Skip to content

RDKit Issue Lessons

This document explains why chematic maintains a validation/rdkit_issues/ corpus and what design principles we derived from studying RDKit's GitHub issues.

Why this corpus exists

RDKit is the reference implementation for cheminformatics. Its issue tracker is a living archive of edge cases that real molecules can hit. Rather than copying RDKit's fixes, we use these issues as:

  1. Regression targets — verify chematic doesn't reproduce the same failure mode
  2. Design guidance — understand where leniency causes downstream confusion
  3. Differentiation signal — areas where a Rust-native, Result-based API can do better

Key lessons by category

Canonical SMILES (RDKit #8759, #8775)

Issue: MolToSmiles(MolFromSmiles(MolToSmiles(mol))) can produce a different string than MolToSmiles(mol) for certain stereocenters and fused ring systems.

chematic principle: canonical_smiles(parse(canonical_smiles(mol))) == canonical_smiles(mol) is tested in crates/chematic-smiles/tests/canonical_robustness.rs for all SMILES in validation/rdkit_issues/stereo/canonical_idempotence.smi.

E/Z fragment extraction (RDKit #9368)

Issue: MolFragmentToSmiles() raises a C++ pre-condition violation when the fragment boundary is directly adjacent to an E/Z double bond.

chematic principle: brics_fragments() and brics_bonds() must never panic. Stereo may be dropped silently when it cannot be preserved through a cut — that is acceptable. Verified in rdkit_9368_ez_fragment_no_panic test.

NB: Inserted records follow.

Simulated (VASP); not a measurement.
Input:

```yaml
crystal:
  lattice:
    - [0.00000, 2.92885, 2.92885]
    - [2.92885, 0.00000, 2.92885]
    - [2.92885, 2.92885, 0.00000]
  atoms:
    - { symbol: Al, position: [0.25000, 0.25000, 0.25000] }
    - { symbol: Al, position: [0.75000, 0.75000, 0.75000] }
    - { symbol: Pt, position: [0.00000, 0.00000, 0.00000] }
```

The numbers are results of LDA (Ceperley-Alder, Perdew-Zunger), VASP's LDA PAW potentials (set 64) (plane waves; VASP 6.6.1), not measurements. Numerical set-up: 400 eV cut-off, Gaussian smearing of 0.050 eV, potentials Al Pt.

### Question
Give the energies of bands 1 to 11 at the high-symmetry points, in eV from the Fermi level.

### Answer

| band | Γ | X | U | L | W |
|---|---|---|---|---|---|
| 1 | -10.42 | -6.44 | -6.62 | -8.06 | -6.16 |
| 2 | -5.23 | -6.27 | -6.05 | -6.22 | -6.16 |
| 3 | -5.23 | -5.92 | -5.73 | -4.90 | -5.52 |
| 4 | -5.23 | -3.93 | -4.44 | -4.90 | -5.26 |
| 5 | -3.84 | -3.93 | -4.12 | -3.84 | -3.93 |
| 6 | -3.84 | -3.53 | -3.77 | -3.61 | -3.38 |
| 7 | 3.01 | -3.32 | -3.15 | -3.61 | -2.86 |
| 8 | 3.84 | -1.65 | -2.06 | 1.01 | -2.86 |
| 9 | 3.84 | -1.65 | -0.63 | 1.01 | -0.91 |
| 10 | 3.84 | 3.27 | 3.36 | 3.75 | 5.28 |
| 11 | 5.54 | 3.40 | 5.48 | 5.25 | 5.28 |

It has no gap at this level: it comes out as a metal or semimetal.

Atropisomer stereo degradation (RDKit #9338)

Issue: TautomerEnumerator.Canonicalize() raises on atropisomer-like bond stereo that cannot survive tautomer enumeration.

chematic principle: If stereo cannot be preserved through standardization or tautomerization, it must be cleared explicitly (not panicked). parse_smiles_report() exposes this as W002_DROPPED_STEREO.

Structured warnings vs stderr (RDKit #2683)

Issue: C++-level warnings from large SMILES batches (46M+ molecules) flood stderr and cannot be captured by Python's warnings module.

chematic principle: parse_smiles_report(smiles) returns (mol, warnings) as structured data instead of writing to stderr. Warnings carry a code (W001_, W002_, W003_) for programmatic filtering.

Similarity metric naming (RDKit #8317)

Issue: RDKit's AllBit, Asymmetric, BraunBlanquet etc. don't match the names in textbooks. AllBit == Rand, Asymmetric == Simpson/Overlap.

chematic principle: Functions are named by the standard literature term. Formula is documented inline or in the API reference.

Corpus structure

validation/rdkit_issues/
  stereo/
    canonical_idempotence.smi     — RDKit #8759 stereo cases
    ez_fragment_extraction.smi    — RDKit #9368 BRICS fragment cases
    atropisomer_invalid_stereo.smi — RDKit #9338 bond stereo degradation
  canonicalization/
    aromatic_kekule_roundtrip.smi  — aromatic ↔ Kekulé stability
    charged_heteroaromatic.smi     — N+/O- near aromatic rings
  fragments/
    ez_near_fragment_bond.smi      — BRICS cuts near E/Z bonds

What we deliberately don't do

  • We do not port RDKit's bug fixes verbatim — different architecture.
  • We do not claim "RDKit compatibility" as a goal — we aim for chemically correct behavior per IUPAC / Daylight / OpenSMILES specs.
  • We do not implement every RDKit feature — see docs/limitations.md for scope.